The hydrogen-powered van trial forms part of Royal Mail’s ongoing commitment to reduce emissions associated with its operations.
The van is a dual fuel vehicle, with up to 60% of its power generated by Green Hydrogen. As part of the trial, the remainder of its power comes from diesel fuel. This is a preliminary trial to determine if hydrogen is operationally suitable within Royal Mail’s fleet. If workable, the results will be considered in future strategy developments for the company.
The van will accommodate letters, cards and parcels of all sizes, and is designed for use on roads and highways. Deliveries during the trial will operate as normal, on suitable routes. The 3.5-tonne vehicle is durable and can travel up to 120 miles in dual fuel mode. Refuelled close to the delivery office, it is designed to help postmen and women deliver letters and parcels securely, whilst reducing associated emissions. The van will be trialled on delivery rounds in Altens, Aberdeen, for a 12-month period. It has been provided to the company by Aberdeen City Council, as part of the EU-funded Civitas Portis project. This project marks a significant drive from the city to improve air quality and to explore more sustainable transport options.
Hydrogen-powered vehicles were originally tested by Royal Mail in 2010. As technology has significantly evolved in this space over the past decade, the company is keen to understand how hydrogen can operate within its fleet; particularly for larger vehicles and longer routes, where electricity may not be a viable alternative fuel.
This initiative forms part of Royal Mail’s programme of alternative fuel vehicle trials. They are an example of the company’s ongoing commitment to reduce emissions associated with its operations.
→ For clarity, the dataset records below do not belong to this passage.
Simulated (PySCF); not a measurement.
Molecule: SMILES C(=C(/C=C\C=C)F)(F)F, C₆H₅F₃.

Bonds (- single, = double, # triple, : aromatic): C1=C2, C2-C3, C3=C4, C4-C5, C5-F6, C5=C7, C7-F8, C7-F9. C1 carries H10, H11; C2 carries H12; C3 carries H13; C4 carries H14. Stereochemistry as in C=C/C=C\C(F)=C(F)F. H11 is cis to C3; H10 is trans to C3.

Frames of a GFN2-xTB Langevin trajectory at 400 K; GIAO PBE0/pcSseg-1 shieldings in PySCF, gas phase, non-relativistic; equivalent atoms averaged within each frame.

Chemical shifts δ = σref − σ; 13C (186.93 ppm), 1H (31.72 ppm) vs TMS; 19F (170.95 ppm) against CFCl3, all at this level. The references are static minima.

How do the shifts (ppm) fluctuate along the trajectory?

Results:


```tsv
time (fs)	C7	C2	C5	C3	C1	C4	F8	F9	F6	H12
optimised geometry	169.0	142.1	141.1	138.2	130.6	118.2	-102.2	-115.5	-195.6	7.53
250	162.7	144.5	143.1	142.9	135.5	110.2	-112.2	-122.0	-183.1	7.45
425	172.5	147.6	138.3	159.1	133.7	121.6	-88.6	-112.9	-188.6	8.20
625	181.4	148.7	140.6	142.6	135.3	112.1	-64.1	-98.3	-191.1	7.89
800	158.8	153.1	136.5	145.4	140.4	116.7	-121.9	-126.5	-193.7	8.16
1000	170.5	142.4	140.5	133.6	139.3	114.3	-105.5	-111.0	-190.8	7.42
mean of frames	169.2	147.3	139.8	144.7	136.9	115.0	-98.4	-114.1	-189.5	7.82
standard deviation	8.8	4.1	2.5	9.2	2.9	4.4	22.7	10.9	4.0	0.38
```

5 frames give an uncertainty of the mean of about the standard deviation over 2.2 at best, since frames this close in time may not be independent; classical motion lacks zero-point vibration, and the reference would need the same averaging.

James Baker, Chief Engineer and Fleet Director at Royal Mail said, “As a company, we are committed to making changes to our operations that reduce our environmental impact. Hydrogen is viewed by many as a vital source of future sustainable energy; so, as such, is a perfect addition to our program of initiatives that enable us to assess ways of achieving this, while allowing us to continue to deliver letters and parcels safely, efficiently and responsibly.”